We have a RabbitMQ cluster that was set up by someone that is no longer present, and I do not know enough about it to fix what is wrong. Only way I knew it was down was because of a programmatic error alert for upstart services that use the queues.
This is all I know so far:
On the proxied server (Nginx 1.10.3, Ubuntu 16.04):
In /etc/nginx/nginx.conf, I have:
stream {
# debug|info|notice|warn|error|crit|alert|emerg
error_log /var/log/nginx/stream_error.log info;
server {
listen 192.168.70.11:5672 so_keepalive=on;
proxy_pass rabbitmq_backend;
}
upstream rabbitmq_backend {
server services-01:5672;
#server services-00:5672; <--- Commented this out
}
}
On the server that is running the upstart services in one of the logs for example, /var/log/upstart/<service-name>.log:
2021-08-21 05:33:10NOT_FOUND - home node 'rabbit@rabbit-services-00' of durable queue 'cert_collect_info' in vhost 'certificate' is down or inaccessible
2021-08-21 05:33:11NOT_FOUND - home node 'rabbit@rabbit-services-00' of durable queue 'cert_collect_info' in vhost 'certificate' is down or inaccessible
2021-08-21 05:33:11NOT_FOUND - home node 'rabbit@rabbit-services-00' of durable queue 'cert_collect_info' in vhost 'certificate' is down or inaccessible
2021-08-21 05:33:11NOT_FOUND - home node 'rabbit@rabbit-services-00' of durable queue 'cert_collect_info' in vhost 'certificate' is down or inaccessible
2021-08-21 05:34:12NOT_FOUND - home node 'rabbit@rabbit-services-00' of durable queue 'cert_collect_info' in vhost 'certificate' is down or inaccessible
2021-08-21 05:34:12NOT_FOUND - home node 'rabbit@rabbit-services-00' of durable queue 'cert_collect_info' in vhost 'certificate' is down or inaccessible
2021-08-21 05:34:13NOT_FOUND - home node 'rabbit@rabbit-services-00' of durable queue 'cert_collect_info' in vhost 'certificate' is down or inaccessible
2021-08-21 05:34:13NOT_FOUND - home node 'rabbit@rabbit-services-00' of durable queue 'cert_collect_info' in vhost 'certificate' is down or inaccessible
2021-08-21 05:34:13NOT_FOUND - home node 'rabbit@rabbit-services-00' of durable queue 'cert_collect_info' in vhost 'certificate' is down or inaccessible
2021-08-21 05:34:13NOT_FOUND - home node 'rabbit@rabbit-services-00' of durable queue 'cert_collect_info' in vhost 'certificate' is down or inaccessible
On the RabbitMQ dashboard, I see this:
At the top of the dashboard, I see:
The two cluster nodes are in docker containers on two separate servers (services-00 and services-01). On the node that is reporting the problem, inside the container, I found the command rabbitmqctl cluster_status. It gives me:
root@rabbit-services-00:/# rabbitmqctl cluster_status
Cluster status of node 'rabbit@rabbit-services-00' ...

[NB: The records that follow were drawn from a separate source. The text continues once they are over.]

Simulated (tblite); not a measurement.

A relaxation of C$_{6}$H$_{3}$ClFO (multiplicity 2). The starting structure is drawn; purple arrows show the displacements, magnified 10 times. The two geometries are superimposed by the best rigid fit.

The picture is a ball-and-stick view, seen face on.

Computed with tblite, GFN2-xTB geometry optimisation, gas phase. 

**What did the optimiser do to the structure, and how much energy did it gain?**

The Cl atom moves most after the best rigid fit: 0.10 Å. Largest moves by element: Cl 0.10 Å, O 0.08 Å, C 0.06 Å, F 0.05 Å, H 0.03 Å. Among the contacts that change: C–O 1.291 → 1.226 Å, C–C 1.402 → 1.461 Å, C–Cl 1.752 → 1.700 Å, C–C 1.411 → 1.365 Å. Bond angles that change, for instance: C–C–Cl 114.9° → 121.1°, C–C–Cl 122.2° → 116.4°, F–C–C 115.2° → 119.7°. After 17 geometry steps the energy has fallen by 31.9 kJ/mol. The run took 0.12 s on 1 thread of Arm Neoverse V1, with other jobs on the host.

[{nodes,[{disc,['rabbit@rabbit-services-00','rabbit@rabbit-services-01']}]},
{running_nodes,['rabbit@rabbit-services-00']},
{cluster_name,<<"rabbit@rabbit-services-01">>},
{partitions,[{'rabbit@rabbit-services-00',['rabbit@rabbit-services-01']}]},
{alarms,[{'rabbit@rabbit-services-00',[]}]}]
But I am unsure of how to interpret it, at least in the short time I have to try and get this running. Any assistance would be greatly appreciated. I've been trying to work on this since 1am, and I've run out of options. I figured commenting out the problem node in the Nginx config would've helped, but it has not. The upstart services keep repeatedly dying when I restart.


I traced this to a switch blip (Thank you Nagios). I did the following from within the container:
docker exec rabbit-services-00 rabbitmqctl stop_appdocker exec rabbit-services-00 rabbitmqctl start_appThen I rechecked the queues, and they started working again. It appears it was just a short network outage.